KCB Group regional subsidiaries (excluding KCB Kenya) share of profit for 2024 stood at 30.3 per cent as regional units posted double digit profit growth apart from Rwanda and Uganda.

However, the growth in net profit in the regional subsidiaries of KCB Group witnessed a sharp decline from the 35.1 per cent posted in 2023 signaling a strong growth in KCB Kenya.

According to audited financial results for the year ended December 31, 2024, KCB Group posted a 65 per cent rise in net profit to Sh61.8 billion from Sh37.5 billion recorded in 2023.

The strong show was backed by growth in regional investment revenue and an increase in income earned from customer loans, forex, bank transaction and government securities.

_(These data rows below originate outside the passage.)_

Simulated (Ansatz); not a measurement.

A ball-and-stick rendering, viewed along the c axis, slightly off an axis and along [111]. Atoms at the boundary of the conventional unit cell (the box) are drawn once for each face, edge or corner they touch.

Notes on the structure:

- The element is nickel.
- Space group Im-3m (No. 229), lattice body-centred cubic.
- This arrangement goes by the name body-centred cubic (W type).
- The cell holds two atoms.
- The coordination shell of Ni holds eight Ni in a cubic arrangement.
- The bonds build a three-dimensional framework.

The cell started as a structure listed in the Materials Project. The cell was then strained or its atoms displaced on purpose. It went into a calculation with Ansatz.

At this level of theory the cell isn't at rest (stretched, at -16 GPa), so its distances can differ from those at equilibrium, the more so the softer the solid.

“The strong performance illustrates our resolve over the past three years to build an organization for the future that is anchored on delivering value for our customers, shareholders and all stakeholders,” indicated KCB Group CEO Paul Russo.

Trust Merchant Bank (TMB), KCB Group’s subsidiary in the DRC, posted a 28 per cent growth in profit after tax in 2024, followed by Burundi at 23 per cent, and Tanzania at 20 per cent.

During the fiscal year under review, the Group’s profit after tax from its businesses in Rwanda and Uganda experienced a three per cent and one per cent drop respectively.

In general, the profit after tax from the said subsidiaries spiked by 42 per cent to Sh19.6 billion even as KCB Kenya posted the highest net profit growth at 77 per cent during 2024.

In the period under review, KCB Investment Bank profit after tax grew by 105 per cent to Sh203 million, while KCB Asset Management’s net profit grew 70 per cent to Sh73 million.  

KCB Group is the biggest lender regionally boasting of Sh2 trillion in assets but had posted declining profits for the past four consecutive quarters forcing it not to declare dividends.

The lender credited its Sh61.8 billion net profit to a significant increase in its revenues generated from its regional subsidiaries and enhanced proficiencies across all businesses.

“We are optimistic that there will be a pick-up in economic activity this year across markets supported by resilience of key service sectors and agriculture, expected recovery in growth of credit to the private sector and improved exports,” stated KCB Group Chairman Joseph Kinyua.

Kinyua added: “We are continually ring-fencing our business by preserving capital and containing costs for long-term sustainability.”

KCB Group operates businesses in Kenya, Tanzania, Uganda, Rwanda, Burundi, South Sudan, the Democratic Republic of Congo (DRC) and also has a representative office in Ethiopia.

The share of assets by the financial institution’s subsidiaries (outside of KCB Kenya) witnessed a substantial increase from 34.6 per cent in 2023 to 34.9 per cent in FY 2024.

However, the regional units’ contribution to net loans declined slightly majorly owing to the appreciation of the Kenya shilling and a solid loan book experienced by KCB Kenya in 2024.